After all the speculation about whom he would choose, Donald Trump selected JD Vance, the junior senator of Ohio, as his running mate in the presidential race.
A former “public affairs” marine turned venture capitalist, Vance rose to fame in 2016 with the publication of “Hillbilly Elegy,” an engaging narrative that detailed his challenging and adversarial upbringing in poverty-stricken southwestern Ohio and his later experiences at Yale law school. The book became a national bestseller and the subject of the Ron Howard-directed 2020 film starring Glenn Close and Amy Adams.
In fact, I assigned the book for reading in one of my graduate seminars. What a difference a few years can seem to make.
Not that long ago, Vance was a vehement and outspoken Trump critic, deriding him as “America’s Hitler” and “a total fraud.” But he suddenly and abruptly embraced the former president when he ran for a Senate seat in 2022, eventually securing Trump’s support in a heavily crowded Republican primary. Indeed, both men acknowledged that they had not previously been politically fond of one another.
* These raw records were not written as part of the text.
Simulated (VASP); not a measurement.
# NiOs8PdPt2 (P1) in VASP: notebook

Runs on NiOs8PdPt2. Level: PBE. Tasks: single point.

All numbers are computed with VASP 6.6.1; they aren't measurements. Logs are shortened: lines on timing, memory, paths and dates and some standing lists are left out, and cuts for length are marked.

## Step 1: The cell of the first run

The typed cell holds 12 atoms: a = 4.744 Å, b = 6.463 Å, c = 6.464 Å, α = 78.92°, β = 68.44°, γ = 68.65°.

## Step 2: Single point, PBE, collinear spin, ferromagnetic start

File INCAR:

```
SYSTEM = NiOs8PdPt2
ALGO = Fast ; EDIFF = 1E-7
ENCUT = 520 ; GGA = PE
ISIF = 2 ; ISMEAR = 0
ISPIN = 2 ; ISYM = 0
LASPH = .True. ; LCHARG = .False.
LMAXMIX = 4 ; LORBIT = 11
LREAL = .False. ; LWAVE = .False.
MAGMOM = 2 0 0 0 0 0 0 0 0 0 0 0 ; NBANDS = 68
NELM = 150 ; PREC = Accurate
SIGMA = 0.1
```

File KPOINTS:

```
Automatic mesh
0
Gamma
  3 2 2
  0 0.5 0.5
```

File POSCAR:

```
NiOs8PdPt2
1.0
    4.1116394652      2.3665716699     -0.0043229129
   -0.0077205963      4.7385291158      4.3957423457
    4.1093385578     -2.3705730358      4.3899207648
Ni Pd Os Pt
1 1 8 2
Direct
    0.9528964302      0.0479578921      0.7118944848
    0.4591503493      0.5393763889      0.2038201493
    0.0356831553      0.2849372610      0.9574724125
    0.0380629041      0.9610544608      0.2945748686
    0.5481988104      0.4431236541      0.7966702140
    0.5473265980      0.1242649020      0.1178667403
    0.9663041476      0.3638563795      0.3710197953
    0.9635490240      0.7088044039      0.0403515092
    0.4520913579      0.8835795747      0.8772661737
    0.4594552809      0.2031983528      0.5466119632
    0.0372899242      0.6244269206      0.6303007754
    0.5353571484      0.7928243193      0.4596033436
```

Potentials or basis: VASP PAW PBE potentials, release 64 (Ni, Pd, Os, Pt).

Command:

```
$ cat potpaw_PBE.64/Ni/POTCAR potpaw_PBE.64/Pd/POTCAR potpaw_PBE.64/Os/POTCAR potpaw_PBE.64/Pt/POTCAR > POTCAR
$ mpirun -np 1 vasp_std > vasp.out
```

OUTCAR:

Presidents and vice presidents have frequently been odd pairings often brought together in an effort to unify diverse fragments within the party. John Kennedy selected Lyndon Johnson with the aim of assuaging southern Democrats who were wary of his Roman Catholicism and “possible allegiance” to the Vatican. Ronald Reagan chose George H. W. Bush, the former head of the CIA, in an attempt to win over centrist Republicans leery of Reagan voters’ far-right values. Barack Obama selected Joe Biden in 2008 to balance the ticket racially and reassure white voters that he’d have an experienced, centrist leader with blue-collar bona fides at his side. Trump recruited Mike Pence to address devout White evangelicals’ apprehensions over his moral failings and deficiencies. Most recently, Joe Biden selected a woman of color as his running mate to highlight and acknowledge the vital importance of women and people of color to the Democratic political base.
Trump had a real opportunity to make a more traditional choice. For a number of reasons, Florida Sen. Marco Rubio would have been a strong pick. As a Latino, he would have been the first non-white person on a Republican ticket and would possibly have appealed to Latinos who tend to be receptive to culturally conservative messages and may have cut into support from that segment of the Democratic coalition. The more centrist Republicans wanted Trump to assuage the apprehensions of more moderate voters who had backed Nikki Haley over Trump’s bombast and division.
He failed to deliver to both groups.
Rather than pretend to consider pacifying the concerns of his party’s more centrist, less rabid elements, Trump’s selection of Vance sends a clear and undeniable message that Republicans are waging a culture war over this nation’s identity. For example, in 2019 Vance told the National Conservatism Conference, “Our people aren’t having enough children to replace themselves. That should bother us.” Although he did not specifically define “us” or “our people,” and he did not elaborate what he meant by “replace,” it does not take a rocket scientist to realize that he did not conveniently employ words by sheer coincidence or accident. He knew exactly what he was saying and doing.
Racial matters aside, Vance also prolifically criticizes women. He supports a national abortion ban and even opposes rape and incest exceptions — he calls rape “an inconvenience”— because, in his own words, “two wrongs don’t make a right.” He opposes no-fault divorce, which allows women to depart troubled marriages without having to prove abuse in court. Notably, Vance has a searing contempt for childless adults, particularly women, blaming the “childless left” as responsible for many of society’s political and cultural problems. More incredulously, Vance has proposed extending extra votes to people with children to dilute the political representation of those without them.
Even more disturbing about Vance is that he, like Trump, harbors no qualms about ruthlessly dismantling the delicate social fabric that supports the nation. He stated that if he had been vice president on January 6, 2021, he would have adhered to Trump’s request and blocked electors from states that voted for Biden. He raised money for insurrectionists who tried to overthrow the government and sought to prohibit the ratification of an election in which all fifty governors — Republican and Democratic alike — certified results that showed Biden won the presidency.
Does this sound like someone who believes in law and order and due process? Is there anything Vance sincerely believes?
It’s a question many people, including myself, have been asking. The answers appear to be blind ambition, self-advancement, and power.
Elwood Watson is a professor of history, Black studies, and gender and sexuality studies at East Tennessee State University. He is also an author and public speaker.